For visa-free travels, you still must have a valid passport — usually six months after your departure date— and you must purchase travel health insurance as required by your destination country.

What Countries Issue eVisa to Japanese Citizens?

The following 7 countries issue eVisas for Japanese passport holders:

  • Angola
  • Benin
  • Djibouti
  • Ethiopia
  • Guinea
  • Kenya
  • Uganda

The process of getting an eVisa is more or less the same as applying for a traditional visa. However, in this case, you don’t have to visit a visa application center— you can submit your application online, including the visa payment.

After your application is approved, you will receive an email confirming your visa status along with a document you must print out and bring with you when crossing the border. Your visa will be registered online, but some officers may ask you for a physical copy of the permit; that is why it’s important to keep the copy on your person while traveling.

What Countries Issue Visa on Arrival to Japanese Passport Holders?
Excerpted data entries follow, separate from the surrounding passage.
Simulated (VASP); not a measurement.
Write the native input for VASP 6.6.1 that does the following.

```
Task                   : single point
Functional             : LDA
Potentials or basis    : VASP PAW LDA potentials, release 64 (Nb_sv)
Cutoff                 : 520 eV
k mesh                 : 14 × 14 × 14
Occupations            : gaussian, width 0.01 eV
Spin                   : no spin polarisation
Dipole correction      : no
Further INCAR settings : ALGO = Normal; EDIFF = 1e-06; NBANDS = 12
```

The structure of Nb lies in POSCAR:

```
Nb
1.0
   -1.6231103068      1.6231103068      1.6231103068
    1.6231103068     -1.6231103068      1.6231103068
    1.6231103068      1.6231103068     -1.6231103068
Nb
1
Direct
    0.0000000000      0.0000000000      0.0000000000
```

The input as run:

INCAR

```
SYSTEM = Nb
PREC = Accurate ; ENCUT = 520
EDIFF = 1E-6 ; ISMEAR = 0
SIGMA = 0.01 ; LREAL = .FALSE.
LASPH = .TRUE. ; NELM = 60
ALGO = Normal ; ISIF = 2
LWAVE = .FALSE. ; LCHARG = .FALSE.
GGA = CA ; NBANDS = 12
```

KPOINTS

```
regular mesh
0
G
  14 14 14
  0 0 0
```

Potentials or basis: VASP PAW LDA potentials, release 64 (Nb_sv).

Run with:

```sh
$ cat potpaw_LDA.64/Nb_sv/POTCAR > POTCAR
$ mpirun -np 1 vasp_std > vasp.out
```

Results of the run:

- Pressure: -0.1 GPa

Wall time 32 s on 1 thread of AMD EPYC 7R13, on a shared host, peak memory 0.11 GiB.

If you are a Japanese citizen, you can get a visa on arrival for the 36 countries listed below:

  • Azerbaijan
  • Bahrain
  • Bangladesh
  • Burundi
  • Cambodia
  • Cabo Verde
  • Comoros
  • Egypt
  • Guinea-Bissau
  • India
  • Iran
  • Jordan
  • Kuwait
  • Lebanon
  • Madagascar
  • Malawi
  • Maldives
  • Marshall Islands
  • Mauritania
  • Nepal
  • Palau
  • Papua New Guinea
  • Rwanda
  • Samoa
  • Saudi Arabia
  • Seychelles
  • Sierra Leone
  • Solomon Islands
  • Somalia
  • Saint Helena
  • Tanzania
  • Timor-Leste
  • Togo
  • Tonga
  • Tuvalu
  • Zimbabwe

You receive a visa on arrival (VOA) after entering the country that issues such a visa. Usually, there is a separate section at the airport where you can submit your application for your visa on arrival.

Countries With Visa Requirements for Japanese Citizens

You need a valid visa to enter the following 29 countries with a Japanese passport:

  • Afghanistan
  • Algeria
  • Bhutan
  • Burkina Faso
  • Cameroon
  • Central African Republic
  • Chad
  • China
  • Democratic Republic of the Congo
  • Republic of the Congo
  • Ivory Coast
  • Cuba
  • Equatorial Guinea
  • Eritrea
  • Ghana
  • Liberia
  • Libya
  • Mali
  • Nauru
  • Niger
  • Nigeria
  • North Korea
  • Russia
  • South Sudan
  • Sudan
  • Syria
  • Gambia
  • Turkmenistan
  • Yemen

The application for a visa goes as follows:

  1. Make an appointment at the visa center in Japan. You must contact a local visa application center in your home country and make an appointment to submit your application. It may take several months to schedule a meeting with the embassy or consulate.
  2. Get your documents ready. To submit a successful application, you have to prepare the required documents for your visa, i.e., passport, application form, health insurance, etc. Some of your documents must be verified with an apostille stamp or certified by a foreign office.
  3. Submit your application. Finally, you can submit your application and attend the visa interview—you may also be required to submit your biometrics. Once you translate your documents as required by the embassy or consulate and verify them with an apostille stamp— if possible, then you can submit your application. From then it will take several weeks until a decision is made regarding your visa application.

Please note that if you have a valid visa that allows you to enter more than one country, you don’t have to apply for a new visa.

What Documents Do Japanese Citizens Need to Apply for a Visa?

Japanese citizens that want to visit countries that require them to apply for a visa beforehand need to submit a few documents. Depending on the country you want to visit, document requirements may vary. However, most countries will certainly require the following:

  • Your valid Japanese passport (plus a photocopy). Some countries require the passport to be valid for more than six months after the day you plan on departing their country.
  • A filled visa application form.
  • Passport pictures that are not older than six months.
  • Travel health insurance that covers your entire period of stay.
  • Proof of paid visa fee.
  • Detailed travel itinerary that shows all the places you want to visit.
  • Letter of invitation (if applicable)
  • Proof of booked return ticket for the flight home.
  • Proof of booked accommodation.
  • Proof that you have sufficient funds to cover your visit
  • Civil status documents (marriage papers, certificates of birth, etc.)